A scene from the faux documentary Janeane from Des Moines.

The last four years have seen convulsive change in the social, political and financial spheres in the United States, coupled with recalcitrant economic stagnation – ripe subject matter, you'd think, for both documentary and feature filmmakers. Yet here we are, on the cusp of what's shaping up as one of the most bitter and ideologically driven presidential election campaigns ever, and little of what's animating that contest has found its way into the 90-plus American offerings at the 2012 Toronto International Film Festival.

There's nothing, in other words, about Barack Obama or the Tea Party, no Romancing Callista and Newt or Getting Away with It: Banking in the Cayman Islands, no exposé of the Koch brothers, no Occupy post-mortems, no Naming the One Per Cent, not even a new rant/rouser from Michael Moore, who was last at TIFF an astonishing four years ago.

It's a touch on the odd side. TIFF always has prided itself on being timely, engaged with the world, influential. Indeed, during and in the wake of the George W. Bush regime (2000-2008), it hosted many a U.S.-made film explicitly or implicitly critical of his policies and the malaise resulting from them. Fahrenheit 9/11, Redacted, In the Valley of Elah, The Hurt Locker, Up in the Air, Going Upriver, Death of a President, Slacker Uprising, Rendition and A Body of War are a few examples. Outside TIFF, there was Oliver Stone's W., Syriana with George Clooney and Errol Morris's anatomy of the Abu Ghraib atrocities, Standard Operating Procedure.
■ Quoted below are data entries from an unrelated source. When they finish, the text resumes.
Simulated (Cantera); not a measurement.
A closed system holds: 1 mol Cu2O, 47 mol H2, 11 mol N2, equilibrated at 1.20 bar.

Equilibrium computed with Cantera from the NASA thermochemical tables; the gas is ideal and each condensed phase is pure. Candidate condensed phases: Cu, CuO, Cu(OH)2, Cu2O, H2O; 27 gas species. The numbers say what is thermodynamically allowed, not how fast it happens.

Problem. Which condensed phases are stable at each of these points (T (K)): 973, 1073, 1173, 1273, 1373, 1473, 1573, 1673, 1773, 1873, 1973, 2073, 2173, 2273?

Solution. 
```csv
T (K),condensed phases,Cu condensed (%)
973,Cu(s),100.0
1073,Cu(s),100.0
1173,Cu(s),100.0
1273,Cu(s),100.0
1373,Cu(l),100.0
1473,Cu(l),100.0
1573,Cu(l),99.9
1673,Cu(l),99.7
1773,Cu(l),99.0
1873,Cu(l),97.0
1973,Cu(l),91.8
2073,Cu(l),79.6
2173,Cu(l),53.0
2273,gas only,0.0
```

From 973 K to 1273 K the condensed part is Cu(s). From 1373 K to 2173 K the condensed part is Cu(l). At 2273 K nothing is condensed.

This year, by contrast, there appear to be only two U.S. features at TIFF expressly concerned with America's current crises – a faux documentary, Janeane from Des Moines, about a patriotic Iowa housewife trailing Republicans like Newt Gingrich and Mitt Romney, and Far from Afghanistan, a 129-minute omnibus work by five militant U.S. directors contesting "the virtual invisibility" of America's decade-long grind in Central Asia. Whatever other politically engaged fare there is tends to be about the past and its hauntings – such as The Company You Keep, in which a 76-year-old Robert Redford plays an attorney whose involvement with the Weather Underground in the early 1970s faces possible public scrutiny, and Free Angela & All Political Prisoners, a doc about black activist/academic Angela Davis, 69 next year.

But if U.S. filmmakers seem to be slacking off at TIFF in engaging with contemporary issues, no such failure is being demonstrated by filmmakers elsewhere. The festival is packed with films about hot-button crises in the Middle East, Central and South Asia, north Africa and elsewhere. By my count, there are at least five films on the Israeli-Palestinian conflict alone, including Out in the Dark, about the love between an Israeli lawyer (male) and a Palestinian university student (male).

In the U.S., the documentary has long been the domain of liberals. Certainly Bush's stay in the White House offered these liberals plenty of targets, of which they took full advantage. Their relationship with Obama, however, has been more complicated: In a recent Rolling Stone, for instance, Michael Moore vigorously lamented Obama's apparent reluctance or refusal early on in his term to pursue the aggressive "change" agenda his electors seemed to want. It's been a common sentiment among liberals, of course – but has Moore made a documentary about it at any point in the last four years? He has not.

In the meantime, conservatives are making hay over Obama's apparent inadequacies. Dinesh D'Souza's anti-Obama screed/documentary 2016: Obama's America, released earlier this summer in just one theatre in Houston, is now playing on more than 1,000 screens across the U.S. The film has yet to be released commercially in Canada. And if it is, who'll be surprised if its "Canadian premiere" isn't at the TIFF Bell Lightbox?